Could It Be A Trilobite’s Descendant?

Could it be? Was this “bug” walking through my living room a remnant of the trilobite species? I’d seen pill bugs before, but this bug looked to have LOBES! And three of them at that!

The child inside of me was beyond excited, thrilled…not quantifiable. I hopped onto Google (of course). There I found a TON of info and began to learn so many new things.

I started by searching with the only terms I knew: “roly-poly bug” and “pill bug”. I learned that people all over the US called them by different names. And there were a lot of different species with a wide variety of markings. It was the pale markings on my bug that made it appear to have lobes, which it really did not.

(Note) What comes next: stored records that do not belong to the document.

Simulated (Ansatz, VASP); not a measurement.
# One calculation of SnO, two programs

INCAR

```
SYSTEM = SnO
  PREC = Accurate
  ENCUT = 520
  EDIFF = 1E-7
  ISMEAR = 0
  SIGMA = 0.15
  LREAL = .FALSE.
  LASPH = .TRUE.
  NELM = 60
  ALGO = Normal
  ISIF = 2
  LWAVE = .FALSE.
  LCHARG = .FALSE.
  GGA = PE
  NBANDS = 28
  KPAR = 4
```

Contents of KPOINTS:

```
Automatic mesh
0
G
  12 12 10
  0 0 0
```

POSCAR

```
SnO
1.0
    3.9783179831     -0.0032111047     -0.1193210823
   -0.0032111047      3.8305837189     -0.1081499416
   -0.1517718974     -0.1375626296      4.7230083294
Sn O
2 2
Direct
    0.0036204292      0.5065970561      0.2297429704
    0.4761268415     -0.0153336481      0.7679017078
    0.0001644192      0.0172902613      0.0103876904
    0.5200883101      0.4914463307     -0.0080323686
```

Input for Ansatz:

Next, my husband announced that it really couldn’t be a trilobite because all the known species were “assumed” to have lived in water. So I dug a little deeper. Lo and behold, the pillbug, roly-poly (or even sowbug) is not an insect at all…it’s a crustacean! It has gills! I will forever remember these last facts because they are unique, unexpected and the opposite of what I thought I was observing: an insect. But this guy has 7 pairs of legs…and those GILLS!

Why is this so fascinating? I believe I had a childlike moment of learning, something all us teachers hope to inspire. And brought on by a tiny little bug.

You see, this example had all the elements of what we teachers need to inspire learning:

  1. A Eureka moment in which I was driven to figure out if this could really be a unique species of trilobite.
  2. A novel learning moment in which I learned that this “bug” was no insect; rathe a crustacean with 7pairs of legs, and GILLS!
  3. Comparable/compatible information that helped me understand my curiosity: besides looking like a trilobite, they also behave like a trilobite. When they are moving, their little legs hold up the “shell” and when touched, they roll into a tight ball.

All in all, it was a perfect (personal) example of what great learning can be.

What sort of amazement will you inspire in your students today?